Shangri-La-La began with an experience I never expected to turn into a musical: representing clients in litigation involving Siegfried & Roy and witnessing, from uncomfortably close range, the strange machinery of Las Vegas celebrity.
The world surrounding the case contained everything a dramatist could want—glamour, ambition, intimidation, theatrical personalities, courtroom absurdity, and layers of illusion extending far beyond the stage. For years, I carried those memories with me. Eventually, frustration became black comedy, humiliation became satire, and disaster found a melody.
The result is a truth-infused comedy musical about reinvention, fame, power, and the price of stepping too close to the machinery of celebrity. It is not a documentary or a courtroom reenactment. It is a theatrical fantasy rooted in real experience, exploring the collision between spectacle and silence, beauty and fear, and the dazzling image presented to the public and the more complicated reality concealed behind it.
At its heart, Shangri-La-La is also an immigrant story. It follows two extraordinary outsiders who reinvent themselves, transform Las Vegas, and build a rhinestone empire of magic, ambition, sequins, and white tigers. Their success raises larger questions about identity, mythmaking, and what must be sacrificed to sustain an illusion.
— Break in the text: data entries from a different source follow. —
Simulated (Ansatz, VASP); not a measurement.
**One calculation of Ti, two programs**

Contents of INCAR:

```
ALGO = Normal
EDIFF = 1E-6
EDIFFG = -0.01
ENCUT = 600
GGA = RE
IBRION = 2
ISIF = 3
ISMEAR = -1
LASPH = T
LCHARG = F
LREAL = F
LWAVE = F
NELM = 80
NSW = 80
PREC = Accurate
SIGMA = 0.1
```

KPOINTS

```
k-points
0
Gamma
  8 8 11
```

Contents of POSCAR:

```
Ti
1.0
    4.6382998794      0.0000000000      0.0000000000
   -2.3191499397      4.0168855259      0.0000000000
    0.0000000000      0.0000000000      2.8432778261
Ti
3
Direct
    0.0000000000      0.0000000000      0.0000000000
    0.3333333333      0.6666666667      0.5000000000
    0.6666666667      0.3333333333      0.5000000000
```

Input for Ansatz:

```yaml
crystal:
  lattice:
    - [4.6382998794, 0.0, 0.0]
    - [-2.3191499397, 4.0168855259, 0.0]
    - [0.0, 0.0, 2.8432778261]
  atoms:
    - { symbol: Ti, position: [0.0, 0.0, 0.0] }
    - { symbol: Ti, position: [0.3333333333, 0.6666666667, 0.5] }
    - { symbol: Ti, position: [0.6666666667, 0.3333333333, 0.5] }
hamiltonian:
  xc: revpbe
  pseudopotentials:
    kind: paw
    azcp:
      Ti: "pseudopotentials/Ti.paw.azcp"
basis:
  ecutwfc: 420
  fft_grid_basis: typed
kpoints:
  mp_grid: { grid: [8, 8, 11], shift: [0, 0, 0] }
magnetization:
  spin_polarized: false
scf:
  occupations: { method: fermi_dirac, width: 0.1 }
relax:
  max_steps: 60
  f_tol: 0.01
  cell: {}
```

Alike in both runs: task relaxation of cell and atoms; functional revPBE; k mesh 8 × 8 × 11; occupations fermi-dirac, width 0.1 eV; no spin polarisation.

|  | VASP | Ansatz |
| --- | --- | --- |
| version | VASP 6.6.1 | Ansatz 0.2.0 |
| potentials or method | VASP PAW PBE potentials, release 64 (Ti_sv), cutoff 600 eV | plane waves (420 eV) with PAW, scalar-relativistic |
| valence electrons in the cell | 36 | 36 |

The musical received three preview performances at the Arlington Drafthouse Theater in July 2025. An abbreviated festival version was staged at New York City’s American Theatre of Actors during the Back Door to Broadway Festival on April 19, 2026. The show returns to New York for the Midtown International Theatre Festival on July 25 and 26, 2026, following its appearance at the Harrisburg Fringe Festival on July 19, and will play the Philadelphia Fringe Festival on September 27, 2026.
Ultimately, Shangri-La-La asks what remains when the music stops, the lights come up, and an illusion has become too powerful to disappear.